|
By my freshman year of college I heard
about an “ex-gay” counseling ministry in Oklahoma City that claimed they
could transform a person into a normal heterosexual. I began
attending both individual counseling sessions as well as a group session
once week. The program did little then encourage me to continue what
I had already been doing for the past six years. Pray, read the
Bible, avoid evil and temptation, and try to be as straight as possible.
I stuck with the program for about a year until I had finished their
“Living Waters” curriculum. It had supposedly helped “thousands”,
but I was just as gay when I left as when I started.
I was reaching the end of my rope. I didn’t know what else to do.
At this point giving in to my desires was not an option. I
believed to do that would mean condemning myself to hell for all
eternity. I wanted to be healed just like Dennis Jernigan. I
wanted to be set free and able to marry a woman and have a family just
like my ex-gay counselors. Why did God love them more then me?
Why did He set them free and leave me dieing? I decided the only
way to prove to others that I had been good enough do deserve God’s
healing was to just pretend He had healed me.
May 25, 1997 I began sharing a new story of how God had “set me free of
homosexuality”. I shared with my family, and told my best friends.
I even began to travel to different churches across Oklahoma and
eventually in to Missouri, Arkansas, and Kansas preaching and telling
them how God had “set me free”. I decided if that if I was going
to claim to be free I might as well marry a woman, start a family, and
grow my ministry all on the basis that I was an “ex-gay”. The
whole time I knew on the inside I was living a lie, and every moment I
dug my grave deeper and deeper.
Luckily, I somehow got hold of a book written by Rev. Mel White called
Stranger at the Gate: To Be Gay and Christian in America. As I
read the book, it felt as if Mel had written about my own story.

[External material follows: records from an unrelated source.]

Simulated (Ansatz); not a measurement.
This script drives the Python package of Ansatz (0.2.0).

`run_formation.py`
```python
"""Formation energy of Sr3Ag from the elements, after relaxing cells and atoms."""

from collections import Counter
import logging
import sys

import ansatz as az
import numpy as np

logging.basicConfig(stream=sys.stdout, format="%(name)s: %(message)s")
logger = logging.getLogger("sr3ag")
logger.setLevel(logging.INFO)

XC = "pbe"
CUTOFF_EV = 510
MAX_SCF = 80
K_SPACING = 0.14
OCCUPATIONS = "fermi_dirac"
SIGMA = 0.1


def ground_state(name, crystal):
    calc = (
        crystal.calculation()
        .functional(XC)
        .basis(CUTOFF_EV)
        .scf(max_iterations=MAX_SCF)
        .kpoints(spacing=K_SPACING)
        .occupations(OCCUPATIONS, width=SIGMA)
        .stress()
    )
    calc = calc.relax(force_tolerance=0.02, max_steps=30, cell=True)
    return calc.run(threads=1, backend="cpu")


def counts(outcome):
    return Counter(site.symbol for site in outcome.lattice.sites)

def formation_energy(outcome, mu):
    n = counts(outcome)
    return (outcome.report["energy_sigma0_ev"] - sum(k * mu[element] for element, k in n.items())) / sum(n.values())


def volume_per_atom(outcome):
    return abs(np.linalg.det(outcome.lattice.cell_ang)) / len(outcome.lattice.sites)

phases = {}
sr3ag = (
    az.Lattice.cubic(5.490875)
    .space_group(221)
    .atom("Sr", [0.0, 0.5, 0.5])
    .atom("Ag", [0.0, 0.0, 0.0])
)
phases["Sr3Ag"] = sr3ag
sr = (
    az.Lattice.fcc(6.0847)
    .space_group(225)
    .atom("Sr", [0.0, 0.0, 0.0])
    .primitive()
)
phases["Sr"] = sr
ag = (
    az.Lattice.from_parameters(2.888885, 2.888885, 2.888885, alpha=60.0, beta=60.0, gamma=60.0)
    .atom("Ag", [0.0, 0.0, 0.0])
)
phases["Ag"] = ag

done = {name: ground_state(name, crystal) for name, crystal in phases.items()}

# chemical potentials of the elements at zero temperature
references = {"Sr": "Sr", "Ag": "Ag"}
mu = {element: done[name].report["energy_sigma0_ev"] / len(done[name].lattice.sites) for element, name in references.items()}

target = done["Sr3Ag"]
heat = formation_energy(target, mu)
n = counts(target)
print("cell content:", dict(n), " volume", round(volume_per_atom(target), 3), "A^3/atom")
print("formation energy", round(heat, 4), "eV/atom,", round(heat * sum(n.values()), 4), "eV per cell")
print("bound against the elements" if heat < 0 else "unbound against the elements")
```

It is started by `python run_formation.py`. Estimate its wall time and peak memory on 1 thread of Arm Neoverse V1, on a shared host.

He explained how for years he had struggled to be free from
homosexuality and nothing ever worked. He described his love for
God, and how he developed a successful ministry. How he married a
wonderful woman and raised a family. All the time denying his true
self. Eventually he could live a lie no longer. He left his
wife and children and began living as a gay man.
He continues his story detailing how eventually he also came to terms
with his faith, and came to believe God loves him just as he is.
Unfortunately the latter part of his story did not quite sink in to me.
All I could focus on was how he had left his family and lost his
ministry. Those were two things I did not want to happen to me,
but I felt they were inevitable. I knew eventually I would not be
able to hide my true feelings any more. I would end up destroying
my family and my ministry. In my heart I believed that there was
only one way to prevent such a tragedy. I would never let any of
it happen in the first place. I could not get married or have a
family. I would discontinue my ministry. And I would embrace
“the gay lifestyle”. To do this would mean eternal damnation, but
in my mind I was sacrificing my life for that of my future family and
those involved with my ministry.
Within only one week of making this decision, I told my family and
friends that I had been living a lie. They all knew how hard I had
fought to be set free, and like me they all believed I would be destined
for hell if I gave into me sexual desires. Many tried to get me to
change me mind, but I assured them I had made my decision and it was the
only way. Some refused to speak to me. Others like my
grandmother wrote me letters and constantly called me on the phone
begging me not to give up. My grandmother even made the statement
that if I was going to hell then she wanted to go too, because heaven
would not be heaven for her with out me there.
The pain was worse now then ever. Not only had I lost my dream to
have a wife and children, I had also lost my dream to have a ministry.
I had lost my friends. I had lost my family. I had lost my God.
I had lost my total reality. I came extremely close to taking my
own life.
On a particular Sunday morning in January of 1999 I found myself in
church. The denomination really makes no difference. I
believe were ever I would have been that day God would have found me.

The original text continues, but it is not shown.